More on the lack of press for women poets
re my post from a few days ago. There are other discussions about this over here and over here and over here and over here
I’m involved with the WOMPO listserv (which I recommend checking out), and frankly I’ve been buying mostly poetry by women for some reason for a while now. It hasn’t been a conscious decision. I also try to support women-owned presses. That has been a conscious decision though.
I’m not good at writing reviews / being the arbiter of good taste but I guess that would be a good way to support women poets.
I do ignore the lame-stream media for the most part, except for this blog. Heck, I’m campaigning for Ron Paul and he is being screwed over royally by the MSM – the MSM is pretty dubious in my eyes right now & has been for a while. (For pulling crap like this all the time.)
Should I even be doing this blog anymore? Should I change it to highlight other blogs instead of the MSM? What do you think?
If you've enjoyed this blog, how about buying me a cup of coffee?

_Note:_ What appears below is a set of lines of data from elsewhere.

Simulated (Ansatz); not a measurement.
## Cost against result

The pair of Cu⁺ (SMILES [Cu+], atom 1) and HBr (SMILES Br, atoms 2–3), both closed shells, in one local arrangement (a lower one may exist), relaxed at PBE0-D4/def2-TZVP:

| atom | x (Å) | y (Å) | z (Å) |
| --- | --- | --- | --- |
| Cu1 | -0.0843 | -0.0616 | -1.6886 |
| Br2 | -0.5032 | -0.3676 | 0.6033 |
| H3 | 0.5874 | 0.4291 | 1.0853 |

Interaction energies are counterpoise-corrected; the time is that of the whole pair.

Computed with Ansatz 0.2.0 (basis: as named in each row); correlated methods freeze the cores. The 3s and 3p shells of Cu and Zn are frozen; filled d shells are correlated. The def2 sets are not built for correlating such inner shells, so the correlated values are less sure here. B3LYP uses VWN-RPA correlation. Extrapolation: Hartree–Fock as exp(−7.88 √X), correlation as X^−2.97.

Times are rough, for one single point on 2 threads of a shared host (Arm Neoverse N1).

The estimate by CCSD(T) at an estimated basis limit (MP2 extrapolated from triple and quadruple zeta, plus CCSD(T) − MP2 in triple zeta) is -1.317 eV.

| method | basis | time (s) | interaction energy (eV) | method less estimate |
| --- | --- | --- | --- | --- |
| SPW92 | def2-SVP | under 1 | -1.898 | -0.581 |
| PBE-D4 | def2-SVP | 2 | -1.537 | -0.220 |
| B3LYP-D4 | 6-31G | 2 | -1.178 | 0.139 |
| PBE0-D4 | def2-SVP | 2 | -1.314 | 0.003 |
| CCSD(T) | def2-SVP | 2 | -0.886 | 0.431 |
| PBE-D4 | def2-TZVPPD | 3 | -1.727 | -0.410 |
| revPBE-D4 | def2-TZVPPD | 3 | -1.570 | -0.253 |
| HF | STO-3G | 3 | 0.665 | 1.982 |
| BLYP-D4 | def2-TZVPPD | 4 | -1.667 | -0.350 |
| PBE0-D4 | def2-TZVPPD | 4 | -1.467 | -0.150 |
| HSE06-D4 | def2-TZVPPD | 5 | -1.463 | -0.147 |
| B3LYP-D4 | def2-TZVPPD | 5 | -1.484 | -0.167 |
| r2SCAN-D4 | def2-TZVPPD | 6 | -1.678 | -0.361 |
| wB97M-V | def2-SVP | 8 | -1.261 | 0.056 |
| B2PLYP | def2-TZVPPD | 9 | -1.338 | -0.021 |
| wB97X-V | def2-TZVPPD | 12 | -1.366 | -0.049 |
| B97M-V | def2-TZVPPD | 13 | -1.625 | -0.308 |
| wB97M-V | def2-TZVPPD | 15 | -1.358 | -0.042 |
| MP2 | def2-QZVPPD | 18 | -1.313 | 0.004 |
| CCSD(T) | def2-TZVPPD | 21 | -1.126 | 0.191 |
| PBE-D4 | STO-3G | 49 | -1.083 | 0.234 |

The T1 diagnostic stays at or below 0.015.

Certainly aim at other blogs, too, if you feel so inclined, but please don’t drop the links to “MSM” as they are my lifeline to poetry coverage in publications I’d never see and don’t have time to troll myself, esp. the British paper you link to. And for god’s sake don’t be disouraged and drop your blog altogether. I am sure I am not alone in saying you would be greatly missed!
I think do what makes you happy, Jilly.
Thanks for all that you do for Poetry Hut Blog.
I agree with Ivy – do this if you want to, but feel free to add other elements, or switch it up, to keep yourself engaged and entertained – after all, isn’t that what a blog is for?
I appreciate your work here and linking to poetry stories. It’s easy to get frustrated and discouraged – in fact, it happens to me on a routine basis! I love it when I see a positive story about poetry, or about a poet I love.
When we all get jobs at the New Yorker and the New York Times and Poets & Writers we will greenlight more female-friendly content. Right? It’s only a matter of time now!
hey Jilly
Please keep linking to all media that supports poetry!
My 2 cents: As someone who used to work for the MSM, I must say that in some ways, yes, they are responsible for our lack of information. But at the same time, a lot of reporters (I’m talking about your average newspaper reporter here, not the books editor, which we all know is a dying position) just don’t always have the time to go & seek out the news and profile stories. (They’re put on breaking news and PR releases instead.) Often are not in the know about who they SHOULD be covering. The best thing we can do as people in the poetry/writing community is to send word about local poets (especially women!) who win prizes/have interesting lives/work with local organizations/publish books/run local presses, etc. to the media and tell them we’d like to see them written about. So much of what goes into the news comes from tips from readers. I hope this adds some perspective to the debate. However, I do agree that there is an overall lack of women in the media (as makers of media and subjects in media), and that this is a problem.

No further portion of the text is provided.